The Ministry of Human Resources and Social Development (HRSD) in Saudi Arabia launched today a Labor Reform Initiative (LRI) Wednesday aimed at improving job mobility for migrant workers by lifting “kafala” restrictions that have historically left workers vulnerable to abuse and exploitation.
The LRI seeks to regulate employee exit and re-entry visa issuance, allowing workers to move freely without requiring the employer’s consent, and enables workers to transfer sponsorship between employers. However, employers will receive a notice of the employee’s departure from the country via smartphone apps with the worker “bearing all consequences” of violating the employment contract. The Kingdom hopes these reforms will improve the job market, reduce the disparity between Saudi and migrant workers, and strengthen Saudi Arabia’s presence in the global market sphere. Reforms are due to take effect in March 2021.

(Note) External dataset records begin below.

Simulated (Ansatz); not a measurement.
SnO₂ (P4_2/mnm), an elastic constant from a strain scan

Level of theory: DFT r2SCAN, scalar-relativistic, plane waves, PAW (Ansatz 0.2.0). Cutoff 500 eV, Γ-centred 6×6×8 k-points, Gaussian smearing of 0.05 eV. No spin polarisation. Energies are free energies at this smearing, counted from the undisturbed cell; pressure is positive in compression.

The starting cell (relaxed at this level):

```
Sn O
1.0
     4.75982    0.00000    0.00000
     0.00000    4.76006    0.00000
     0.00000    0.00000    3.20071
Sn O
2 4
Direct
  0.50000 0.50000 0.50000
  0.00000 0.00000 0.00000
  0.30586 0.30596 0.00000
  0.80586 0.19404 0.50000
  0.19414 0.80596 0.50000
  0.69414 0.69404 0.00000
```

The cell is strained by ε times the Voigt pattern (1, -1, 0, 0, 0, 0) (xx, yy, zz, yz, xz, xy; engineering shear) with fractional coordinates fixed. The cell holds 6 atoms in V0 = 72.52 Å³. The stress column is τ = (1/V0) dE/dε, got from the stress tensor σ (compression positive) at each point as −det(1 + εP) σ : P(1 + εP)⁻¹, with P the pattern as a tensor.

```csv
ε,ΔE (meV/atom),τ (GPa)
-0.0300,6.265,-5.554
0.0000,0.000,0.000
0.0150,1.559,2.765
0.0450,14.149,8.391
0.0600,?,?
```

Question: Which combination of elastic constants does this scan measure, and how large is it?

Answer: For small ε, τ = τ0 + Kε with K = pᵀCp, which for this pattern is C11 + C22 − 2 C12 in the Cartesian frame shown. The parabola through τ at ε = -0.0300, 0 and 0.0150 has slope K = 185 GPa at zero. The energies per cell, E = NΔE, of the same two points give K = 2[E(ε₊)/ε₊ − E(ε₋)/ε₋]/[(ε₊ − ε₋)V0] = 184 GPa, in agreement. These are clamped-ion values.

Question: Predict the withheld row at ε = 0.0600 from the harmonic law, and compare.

Crown Prince Mohammed bin Salman announced reforms as part of a broader plan called Vision 2030 designed to attract foreign investors. Vision 2030 seeks to expand the Saudi private sector and “diversify” the country’s oil-dependent economy.
Human rights organizations remain skeptical. Migrant Rights researcher Ali Mohammed says the current kafala system will continue as long as migrant worker visas are sponsored by an individual, known as the “kafeel.” However, Mohamed notes that “any move toward delinking migrant workers from the control of a single sponsor will certainly benefit migrant workers and is to be welcomed.”
Amnesty International migrant rights researcher May Romanos cited similar concerns, stating that “the devil is usually in the details.” Romanos says that Saudi must publish and enforce the new reforms if there is any hope for change. Otherwise, she says, foreign workers may be vulnerable to a new host of human rights violations.